My curiosity serves no real purpose, as far as I can see. I want to know how things work. But, the moment I work out one thing, I immediately focus on something else. No, I am not attention-deficit. I will usually work the how to a reasonable depth before I move on. It is usually only when the next logical step in the answering of the question is finding a use for the solution that I move on. Curiosity is like an art form for me. The only purpose it serves is to sustain itself.


I read quite a bit. It used to be mainly fiction that I was interested in, until I started writing fiction of my own. Then, I developed a gradual decrement in my taste for fantasy literature as I realized that my daydreams were often wilder than the novels I read. Often, while reading a novel, I would pause and imagine how I might myself have written the remainder. Usually, I would be disappointed in the authors plot and endings. I am not saying that I was more creative than the authors (after all, many of these books were international bestsellers), just that I could imagine plots that were more intriguing to me than the original works.


So, I slowly shifted to non-fiction. Now, I could not daydream the endings to these works. (Actually, I could. Unfortunately, that defeats the purpose of "non-fiction".) What I could do, however, was seek answers. I could read a work on any topic with a few questions I wanted answers to. If I realized that answers were not forthcoming, I would stop reading and change the topic. My topics of interest were not limited to a few fields of knowledge, however. I could (and still can) jump topics as far spaced as ancient Egyptian religion to microeconomic theory to cookbooks to self-help to technical knowledge inside the space of an hour.


But, I struggled to make a complete meal from my random grazings on these various pastures. I was gathering information from varied sources, but was not organizing it into knowledge that could be used for a logical purpose. Occasionally, as I tried to make sense of it all and put things into a semblance of order, I came to multiple loose ends, that were too short to tie up but too connected to be thrown away.

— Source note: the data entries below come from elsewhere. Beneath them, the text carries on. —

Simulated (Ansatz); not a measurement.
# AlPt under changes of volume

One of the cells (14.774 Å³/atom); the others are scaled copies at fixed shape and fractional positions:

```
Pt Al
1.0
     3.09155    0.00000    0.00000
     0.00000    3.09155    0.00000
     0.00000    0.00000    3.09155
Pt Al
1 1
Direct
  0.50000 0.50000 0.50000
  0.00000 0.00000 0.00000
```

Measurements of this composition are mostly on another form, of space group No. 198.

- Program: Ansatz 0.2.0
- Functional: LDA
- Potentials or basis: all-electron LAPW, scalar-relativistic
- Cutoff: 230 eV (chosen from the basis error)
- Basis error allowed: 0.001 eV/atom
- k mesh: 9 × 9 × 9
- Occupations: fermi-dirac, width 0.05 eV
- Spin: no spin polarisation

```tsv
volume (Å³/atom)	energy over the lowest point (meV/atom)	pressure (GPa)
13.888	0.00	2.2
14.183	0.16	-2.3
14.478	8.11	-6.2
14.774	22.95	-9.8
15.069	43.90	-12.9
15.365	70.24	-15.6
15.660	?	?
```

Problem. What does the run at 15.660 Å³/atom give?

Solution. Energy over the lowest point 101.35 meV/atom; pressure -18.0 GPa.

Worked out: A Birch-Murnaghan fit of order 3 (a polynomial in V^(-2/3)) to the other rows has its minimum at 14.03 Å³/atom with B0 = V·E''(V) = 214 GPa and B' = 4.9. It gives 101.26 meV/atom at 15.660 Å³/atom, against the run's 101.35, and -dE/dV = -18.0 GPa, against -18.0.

Then, one night, it struck me. I was actively seeking more and more information just to perpetuate my need for more and more information. I was not hoarding the information, however. I have forgotten or misplaced a lot of it and have wilingly given up even more. I was just accumulating it for no purpose other than making sure I always sought more of it. For me, it served no purpose other than itself. It was art.


While I might try to arrange this information into theories, the theories themselves are meant to serve no greater purpose. They too are art forms that have been created for the sole purpose of their own existence. Maybe, someday, some of it might make sense to somebody, somewhere. But for now, it is art, pure and simple. It exists for itself. And, if someday, it ceases to be art, perhaps it will turn into something useful.